Chasing a nemesis bird with birding author Julia Zarankin

If you are reading this post, you’re either already a birder or taking your first steps on the path to becoming one. Even if neither of those situations applies, I recommend that you read a wondeful book on discovering the joys of birding: Field Notes from an Unintentional Birder: A Memoir, by Julia Zarankin.

Julia is a Toronto-based writer and lecturer and an avid birder. I happened onto her book in the most serendipitous of ways.

Several weeks ago, I received an out-of-the-blue email from Julia, who had seen one of my Mercer Meadows reports on e-Bird. The blue grosbeak is a nemesis bird for her, one that maddeningly has eluded her view, even with her high-quality Zeiss binoculars.

I saw plenty of blue grosbeaks at the Mercer Meadows Pole Farm last year, and as spring wore on this year I was hearing them and wondering when I’d see one. I finally spotted one high up in a tree on the Reed Bryan Farm side of the park one morning, and Julia spotted that report.

She was coming to the Princeton area to visit friends and asked me for pointers on where to spot one of the grosbeaks. I wrote back with my best instructions and offered to meet her at the park when she got to town.

On a Saturday morning, we met in the parking lot and headed down the trail. While we saw plenty of birds on our walk (her affable husband, Leon, joined us), we didn’t see or hear a single blue grosbreak.

Darn.

But if you read Julia’s book, you’ll know that missing your target bird is part of the birding game. Appreciate what presents itself to you in the moment.

As we walked back to our cars, we traded notes on people we knew in common at Princeton University, where I work and she had gotten her Ph.D. That’s how I found out Julia is a writer (widely published in Canada) and asked if she’d written any books.

That’s when she mentioned “Field Notes,” which I ordered on Amazon later that day.

Julia is as delightful a writer as she is a person. The book isn’t just about birding. She writes about her upbringing in Ukraine during the late years of the Soviet Union, her years as an immigrant in Canada, the breakup of her first marriage, finding new love with Leon and their ambitious travels.

Julia is a wonderful storyteller. I found a lot of commonality between her early experiences at birding and my own, including feelings of inadequacy from misidentifying or not recognizing birds in front of other birders (like the time I thought what might be something exotic turned out to be a male house finch).

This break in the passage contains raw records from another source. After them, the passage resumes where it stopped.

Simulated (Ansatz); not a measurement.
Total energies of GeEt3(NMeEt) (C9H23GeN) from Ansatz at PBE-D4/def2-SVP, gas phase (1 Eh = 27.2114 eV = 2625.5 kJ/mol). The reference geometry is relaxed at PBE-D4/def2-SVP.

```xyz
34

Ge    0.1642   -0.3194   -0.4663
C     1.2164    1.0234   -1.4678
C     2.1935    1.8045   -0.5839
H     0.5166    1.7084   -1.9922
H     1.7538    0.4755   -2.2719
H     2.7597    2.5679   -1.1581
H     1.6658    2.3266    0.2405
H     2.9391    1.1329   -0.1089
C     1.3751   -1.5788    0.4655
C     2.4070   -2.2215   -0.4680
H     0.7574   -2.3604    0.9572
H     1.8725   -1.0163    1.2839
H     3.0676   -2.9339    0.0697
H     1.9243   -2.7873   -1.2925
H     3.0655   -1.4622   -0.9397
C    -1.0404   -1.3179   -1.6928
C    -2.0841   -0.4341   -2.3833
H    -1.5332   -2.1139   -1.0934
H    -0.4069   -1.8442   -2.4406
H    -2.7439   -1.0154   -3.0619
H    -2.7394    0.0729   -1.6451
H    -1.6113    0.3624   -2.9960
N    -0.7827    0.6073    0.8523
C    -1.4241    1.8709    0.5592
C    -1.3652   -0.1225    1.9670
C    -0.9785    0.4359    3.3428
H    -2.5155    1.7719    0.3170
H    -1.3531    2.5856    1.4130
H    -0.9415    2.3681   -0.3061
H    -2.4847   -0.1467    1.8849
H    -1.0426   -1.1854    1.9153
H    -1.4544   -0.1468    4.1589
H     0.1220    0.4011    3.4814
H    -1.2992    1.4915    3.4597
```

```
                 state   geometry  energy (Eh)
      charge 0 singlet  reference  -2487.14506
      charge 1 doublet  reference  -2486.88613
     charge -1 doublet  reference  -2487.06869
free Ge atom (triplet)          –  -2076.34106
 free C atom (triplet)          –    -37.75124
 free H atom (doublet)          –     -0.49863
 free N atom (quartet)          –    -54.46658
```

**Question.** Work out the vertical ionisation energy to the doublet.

The book recounts with good humor some of her misadventures netting and banding birds and camping out in wilderness areas for birding research. Julia also notes the joy of discovering the abundance of birds near home. I’m itching to drive to Toronto to visit some of her favorite spots.

To me, Julia represents the best of birders: a kind and caring advocate for birds, curious and eager to see more of them and appreciate their magnificence, and willing to share her knowledge (without resorting to “birdsplaining”).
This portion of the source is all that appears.